Ominous Uncertainty at the FEC, The Sequel

June 8, 2016
posted by Bob Bauer

The Republican Commissioners have now explained why they would not agree to investigate claims that a company pressured employees to make political contributions. Their joint Statement is a skillful piece of work and, on certain of the specific evidentiary issues in this case, it scores a point or two.


These Commissioners understand that they are both disposing of the particular case and making a broader statement about the law, and what comes across in their analysis is the narrowest of readings of the protections against coercion. To them, this is a First Amendment issue—the right of a company to promote employee giving, so long as a) it faithfully includes anti-coercion language as required by law in all written solicitations, and b) applies heavy pressure without explicit threats. The Republican Commissioners have mapped out a path for employers to badger those who work for them into making contributions. Nowhere in their analysis do they display much interest in the First Amendment interests on the other side of this relationship, among the employees– except for this sentence, which makes a lonely appearance at the beginning and appears to have little effect on the balance of the analysis: “The coercion of a person’s political contributions to a [PAC]…is a grave interference of a person’s core constitutional rights.”

At every other turn, the Commissioners make clear that employers with a taste for high-pressure political salesmanship can be reassured —

–That supervisors may solicit those working directly below them;

–That management may keep tabs on and repeatedly solicit those who have not given;

–That anti-coercion rules or principles have no bearing at all on an executive’s “personal” appeals to employees to participate in other, non-PAC fundraising activities for candidates; and

–That management may promote a climate in which employees may “subjectively” experience “pressure,” provided they are not told expressly that they are expected to contribute.

The Commissioners have something here and there to work with: it is true, for example, that the law does not bar repetitive solicitations of the management or executive level of employment. And it does not bar follow-ups with those who have not given. They also know, surely, that employers might abuse these rights in ways threatening to the workforce. Would the Republican Commissioners say that all was well with solicitations repeated on each day of the week prior to the end of the PAC fundraising quarter, with the follow up calls made to the personal residence of the reluctant employee? Is their level of comfort the same if the person making the call is the employee’s day-to-day supervisor who states that the company is concerned about the “poor” response overall to the corporate call for contributions?

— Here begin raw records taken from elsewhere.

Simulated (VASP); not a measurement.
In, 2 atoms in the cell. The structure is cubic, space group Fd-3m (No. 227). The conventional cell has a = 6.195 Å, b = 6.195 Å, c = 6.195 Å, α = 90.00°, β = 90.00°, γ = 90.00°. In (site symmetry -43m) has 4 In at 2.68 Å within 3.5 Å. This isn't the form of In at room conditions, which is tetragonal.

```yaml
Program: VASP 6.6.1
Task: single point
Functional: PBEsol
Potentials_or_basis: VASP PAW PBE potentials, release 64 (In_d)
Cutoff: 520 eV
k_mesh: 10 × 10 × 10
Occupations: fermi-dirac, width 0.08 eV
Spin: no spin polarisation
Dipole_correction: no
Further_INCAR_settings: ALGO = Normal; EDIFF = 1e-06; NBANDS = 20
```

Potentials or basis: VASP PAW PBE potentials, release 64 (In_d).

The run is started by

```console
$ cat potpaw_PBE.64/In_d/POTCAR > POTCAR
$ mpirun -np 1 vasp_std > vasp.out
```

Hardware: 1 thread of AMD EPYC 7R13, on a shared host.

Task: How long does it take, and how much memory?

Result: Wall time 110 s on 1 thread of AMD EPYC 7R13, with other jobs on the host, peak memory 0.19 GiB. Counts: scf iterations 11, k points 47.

The Commissioners believe that a hard appeal like this is legally protected if it is packaged with the written “disclaimer,” emphasizing voluntariness, that the law requires. The employer re-soliciting an employee can say not only that the response to that point has been “poor” but, also, that failure to have a successful PAC could put the company in jeopardy along with “your job”– provided that included with this statement is an attachment with the statutorily mandated anti-coercion language. Any other reading of the law, the Commissioners argue, “would vitiate the right of companies and their (PACs) to solicit the restricted class, or otherwise discuss public policy issues affecting the company.”

This line of argument comes equipped with references to the statute of limitations which these Commissioners believe stands in the way of any action in the case that might have been otherwise taken. Hey, they are saying: nothing to be done about this anyway; and they hasten to say that even if there were no such barrier, they would not pursue further inquiry into the matter. They are content to communicate in in tone and substance little concern for the potential of major problems of coercion in the workplace—and may have increased the prospect that these problems will arise.